London, the 20th May, 1644.
[Italian ; the part in italics deciphered.]
May 27.
Senato, Secreta. Deliberazioni. Corti. Venetian Archives.
113. To the Secretary in England.
Acknowledge receipt of his letters. His Majesty's ambassador has been in the Collegio this morning, saying that he had permission to return to England for two months to attend to his private affairs. He left a memorial in recommendation and for the relief of those interested in the ship Golden Falcon, in respect of claims made by the customs officers for a cargo of currants which she had taken on board at Zante these last months. The Signory will not fail to renew the orders for securing that English subjects who trade in those islands are well treated, for the sake of increasing the traffic and the duties, so that if the secretary happens to hear complaints he is to give lavish assurances that every possible facility and the very best of treatment will be accorded to those who go to trade in those parts. He will also try to make sure that the sending of ships for this purpose, recently referred to, actually takes place.
Ayes, 110. Noes, 1. Neutral, 4.
May 27.
Senato, Secreta. Dispacci, Inghilterra. Venetian Archives.
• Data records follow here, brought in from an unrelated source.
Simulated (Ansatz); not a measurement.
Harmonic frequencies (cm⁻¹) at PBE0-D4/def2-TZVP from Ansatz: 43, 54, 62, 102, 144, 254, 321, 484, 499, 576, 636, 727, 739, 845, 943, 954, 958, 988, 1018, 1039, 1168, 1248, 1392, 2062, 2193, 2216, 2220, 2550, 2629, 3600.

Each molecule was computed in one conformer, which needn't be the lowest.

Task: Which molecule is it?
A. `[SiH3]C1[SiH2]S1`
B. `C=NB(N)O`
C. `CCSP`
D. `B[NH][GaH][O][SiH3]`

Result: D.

114. Gerolamo Agostini, Venetian Secretary in England, to the Doge and Senate.
Amid the ever growing and dangerous dissensions between the two Houses, General Essex appears as a fomenter of the differences and also shows his reluctance to obey the command to take the field, in order not to allow his partisans to relax in his interests, or give his opponents or rivals a chance of winning their independence at the expense of his authority, as they pretend. However, a demand having been put forward at their instance by the Independents, with threats and protests to the Upper House not to obstruct the Lower, he has had to yield to the declaration of independence for Manchester. The demand was made plausible by the obligation of remaining subject to the Associated Counties, who got the force together and who maintain it. But the Lords oppose giving the same privilege to Waller or confirming the Council of State, for this reason chiefly, that the three months have not yet expired. But when the time is up as it will be in a few days, no one will venture to oppose the will of the Commons, unless the uncertain events of war give the king some considerable advantage ; but Essex has had to go, as your Serenity shall hear.
Four days ago his Majesty held a review of his army at Reading, which is stated to number 15,000 combatants. He is demolishing the outer fortifications of that place with the intention of advancing towards the quarters of Essex's army, and with the hope of not needing a retreat, because that force, although gathered after a long time and with much effort, is not remarkably strong, many of the pressed men having deserted and many requisites being missing owing to the present confusions. This news has so stirred them that they have obliged Essex to go without delay as he did on Tuesday night, though full of rancour and bitterness. He left the parliamentarians here so mistrustful that no sooner had he reached the rendezvous, which is on the road to Oxford, than on the circulation of a report, whether true or invented, that the king, since parliament has never chosen to submit to him proposals of peace, intends to issue some from his side, which will undeceive the army and the people about the false aspersions upon his Majesty's upright intentions, the Council of State wrote him a letter that if this happened he must immediately transmit the proposals, without detaining them or making any reply, so as to wait the intent of the state, as in this affair they do not wish to leave it to his inclinations, which are greatly mistrusted.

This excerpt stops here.